0
votes

We recently upgraded our server from CDH 5 to CDH 6 . When inserting data to TIMESTAMP columns using SPARK in parquet tables there is difference how data is inserted.

CDH 5:

HIVE:
If we insert 2019-01-30 to TIMESTAMP column of parquet table and select data from Hive value is '2019-01-30 00:00:00 0'

CDH 6:

HIVE:
If we insert 2019-01-30 to TIMESTAMP column of parquet table and select data from HIVE value is '2019-01-30 04:00:00'

IMPALA:
If we insert 2019-01-30 to TIMESTAMP column of parquet table and select data from IMPALA value is '2019-01-30 04:00:00'

Please let me know if there is any spark properties we can use . My primary goal is to match HIVE value in CDH5 vs CDH6 and If possible when we select from IMPALA if should be 2019-01-30 00:00:00'

1
Can you maybe tell what version of Spark you were on then and is on now? Also, as far as I know parquet stores timestamps in UTC, so it could be a presentation layer adjustment.mazaneicha
We are using Spark 2.3 versionuser1024962
Maybe you'll find this info useful docs.cloudera.com/runtime/7.2.1/developing-spark-applications/…. By the way, I believe the default Spark version in CDH6 is 2.4.mazaneicha
Thanks for sending link. That was or impala . My main issue is date mismatch in HIVE not sure if there is any setting when compared CDH5 vs CDH6user1024962

1 Answers

1
votes

To skip issues with data type between Spark and Hive the convention used by Spark to write Parquet data is configurable.
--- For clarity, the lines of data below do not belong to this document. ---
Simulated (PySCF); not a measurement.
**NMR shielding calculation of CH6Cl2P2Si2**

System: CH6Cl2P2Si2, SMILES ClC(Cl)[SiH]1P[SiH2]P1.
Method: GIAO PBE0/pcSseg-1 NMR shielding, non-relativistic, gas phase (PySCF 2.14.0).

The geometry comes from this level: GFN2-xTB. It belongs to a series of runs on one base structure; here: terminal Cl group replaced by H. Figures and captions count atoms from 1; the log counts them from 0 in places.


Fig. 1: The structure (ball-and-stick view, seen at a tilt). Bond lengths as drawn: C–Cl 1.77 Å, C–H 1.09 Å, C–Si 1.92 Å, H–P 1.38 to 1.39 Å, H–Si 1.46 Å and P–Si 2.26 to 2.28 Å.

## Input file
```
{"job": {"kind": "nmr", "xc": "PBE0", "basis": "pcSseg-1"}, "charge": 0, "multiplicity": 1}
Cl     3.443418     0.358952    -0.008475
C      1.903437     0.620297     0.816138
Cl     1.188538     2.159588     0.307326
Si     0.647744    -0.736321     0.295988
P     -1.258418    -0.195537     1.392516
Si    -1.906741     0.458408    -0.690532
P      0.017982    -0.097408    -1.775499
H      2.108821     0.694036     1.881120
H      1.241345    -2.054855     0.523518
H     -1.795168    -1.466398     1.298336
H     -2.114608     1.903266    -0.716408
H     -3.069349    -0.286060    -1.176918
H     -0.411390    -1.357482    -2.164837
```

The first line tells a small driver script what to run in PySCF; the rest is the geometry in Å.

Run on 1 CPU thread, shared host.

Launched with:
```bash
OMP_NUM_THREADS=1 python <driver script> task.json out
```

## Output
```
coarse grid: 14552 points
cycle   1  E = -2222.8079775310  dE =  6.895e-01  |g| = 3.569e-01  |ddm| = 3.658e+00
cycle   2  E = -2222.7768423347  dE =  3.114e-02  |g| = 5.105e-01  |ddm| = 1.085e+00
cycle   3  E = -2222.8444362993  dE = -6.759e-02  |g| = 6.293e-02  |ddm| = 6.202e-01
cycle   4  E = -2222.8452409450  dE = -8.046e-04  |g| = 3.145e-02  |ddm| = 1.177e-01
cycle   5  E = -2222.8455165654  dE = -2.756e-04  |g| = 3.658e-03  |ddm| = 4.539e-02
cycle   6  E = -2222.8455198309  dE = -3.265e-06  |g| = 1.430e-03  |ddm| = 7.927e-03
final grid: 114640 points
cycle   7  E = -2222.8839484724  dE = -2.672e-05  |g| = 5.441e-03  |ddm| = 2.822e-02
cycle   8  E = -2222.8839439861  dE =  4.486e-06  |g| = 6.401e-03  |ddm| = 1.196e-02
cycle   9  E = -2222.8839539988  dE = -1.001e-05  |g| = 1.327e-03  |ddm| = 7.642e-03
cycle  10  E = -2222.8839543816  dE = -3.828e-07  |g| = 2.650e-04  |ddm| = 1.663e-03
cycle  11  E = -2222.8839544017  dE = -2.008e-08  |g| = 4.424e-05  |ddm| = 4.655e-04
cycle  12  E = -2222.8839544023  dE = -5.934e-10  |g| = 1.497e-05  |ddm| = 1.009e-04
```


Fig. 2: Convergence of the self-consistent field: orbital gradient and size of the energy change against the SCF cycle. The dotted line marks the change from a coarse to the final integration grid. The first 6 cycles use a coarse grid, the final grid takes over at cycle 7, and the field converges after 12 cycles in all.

This is determined by the property spark.sql.parquet.writeLegacyFormat. The default value is false. If set to true, Spark will use the same convention as Hive for writing the Parquet data.

val spark = SparkSession
    .builder()
    .appName("MyApp")
    .master("local[*]")
    .config("spark.sql.shuffle.partitions","200") //Change to a more reasonable default number of partitions for our data
    .config("spark.sql.parquet.writeLegacyFormat", true)